‘Connection’ is a baffling concept for most of us and a word we use loosely these days.
It’s meaning is derived from Attachment Theory (developed by British psychiatrist John Bowlby in the last century). Attachment Theory explores the profound impact of early caregiver-child relationships on a person’s emotional development.
- Essentially, secure attachment to a responsive and nurturing caregiver fosters a sense of safety and trust, leading to healthy emotional regulation and social connections later in life.
- Insecure attachment may lead to difficulties in forming close relationships and managing emotions throughout ones lifespan.

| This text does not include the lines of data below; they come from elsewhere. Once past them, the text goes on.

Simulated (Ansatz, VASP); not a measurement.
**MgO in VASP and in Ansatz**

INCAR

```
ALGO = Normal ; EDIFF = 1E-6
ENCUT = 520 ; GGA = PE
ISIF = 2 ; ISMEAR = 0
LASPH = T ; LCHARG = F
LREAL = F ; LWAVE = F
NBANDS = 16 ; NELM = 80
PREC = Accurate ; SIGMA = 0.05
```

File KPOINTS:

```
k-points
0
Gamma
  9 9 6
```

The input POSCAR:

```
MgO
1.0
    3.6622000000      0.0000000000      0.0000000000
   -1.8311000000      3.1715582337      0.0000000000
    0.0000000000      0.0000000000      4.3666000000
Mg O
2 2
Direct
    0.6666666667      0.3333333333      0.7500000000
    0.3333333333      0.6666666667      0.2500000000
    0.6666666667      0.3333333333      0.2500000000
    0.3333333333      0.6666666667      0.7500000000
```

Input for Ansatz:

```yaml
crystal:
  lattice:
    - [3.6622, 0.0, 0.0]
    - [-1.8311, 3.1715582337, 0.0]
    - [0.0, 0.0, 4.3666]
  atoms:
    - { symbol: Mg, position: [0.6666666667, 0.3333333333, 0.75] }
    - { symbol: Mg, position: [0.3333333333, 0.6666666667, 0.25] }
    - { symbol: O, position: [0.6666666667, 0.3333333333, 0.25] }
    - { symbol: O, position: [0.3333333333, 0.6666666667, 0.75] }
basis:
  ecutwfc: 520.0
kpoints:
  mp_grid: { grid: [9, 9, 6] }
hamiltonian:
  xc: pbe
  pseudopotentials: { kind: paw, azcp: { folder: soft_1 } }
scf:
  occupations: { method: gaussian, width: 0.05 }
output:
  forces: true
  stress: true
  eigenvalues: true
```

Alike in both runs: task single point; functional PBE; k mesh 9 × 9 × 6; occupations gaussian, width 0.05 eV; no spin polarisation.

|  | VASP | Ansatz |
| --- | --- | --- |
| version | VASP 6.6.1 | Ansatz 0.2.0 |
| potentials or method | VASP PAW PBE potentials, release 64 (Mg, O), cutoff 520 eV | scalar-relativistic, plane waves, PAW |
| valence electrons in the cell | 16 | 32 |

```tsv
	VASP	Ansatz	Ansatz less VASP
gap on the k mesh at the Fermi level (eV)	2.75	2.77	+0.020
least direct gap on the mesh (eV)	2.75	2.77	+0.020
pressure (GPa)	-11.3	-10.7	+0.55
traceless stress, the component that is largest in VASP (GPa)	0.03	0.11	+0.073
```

Irrespective of our childhood experiences, human connection is something we all long for…deeply.
Please don’t confuse connection with a particular relationship, contract, family member or friendship.
Connection’s essence is self-arising’ and cannot be willed or manufactured into existence.
It’s either there…or it’s not. And when it’s there…you know it.
When it’s disrupted or threatened, emotional chaos reigns.
Mostly, we try to avoid the chaos. You know, that internal feeling of implosion and rage.
We problem solve, bat it away, suck it up or deny the chaotic feelings altogether. And, we know intuitively, that we can’t do all that…and remain physically and emotionally healthy.
Better to learn how to keep our precious human connections safe and secure.
We can do that by creating the conditions in which connection will flourish naturally and unfold in its own time.
Three simple tasks are the most direct path to connect and bring us closer to our intimate partner.
- We can reflect on how we show up in our relationship.
- We can refine our approach toward our partner and
- We can step into the essence of relating to another human being by sharing; without demands or expectations.
When we do these three things consistently, we begin to realize the essence of connection is as it is.
It cannot be changed. It can only be nurtured.
When connection is broken perhaps irretrievably, we may have some difficult decisions to make.
The control we have around connection…is in creating the conditions in which we can experience more of this wonderful thing in our daily lives.
- Am I taking time to slow down, pause and allow myself to focus on the important stuff?
- Even if it’s just for 30 seconds….
- Do I notice when I take my partner for granted and wander off into demands rather than requests?
- Do I show up with expectations rather than appreciation?
Sure, we’re all in a hurry. We get caught up in the daily tasks of living, careers and calendars.
But unless we’re willing to nurture our environment and the people in it, it’s very difficult to cultivate the essence of connection.
Every now and then it will peek through the busyness of life and give us a moment to savor but then it’s gone and we may not know how to get it back.
Better to recognize the enduring longing for connection inside and the instability of a demanding world outside…and take nothing for granted.
Use a simple framework over time to refine your approach. Then connect with a calm, steady, open heart.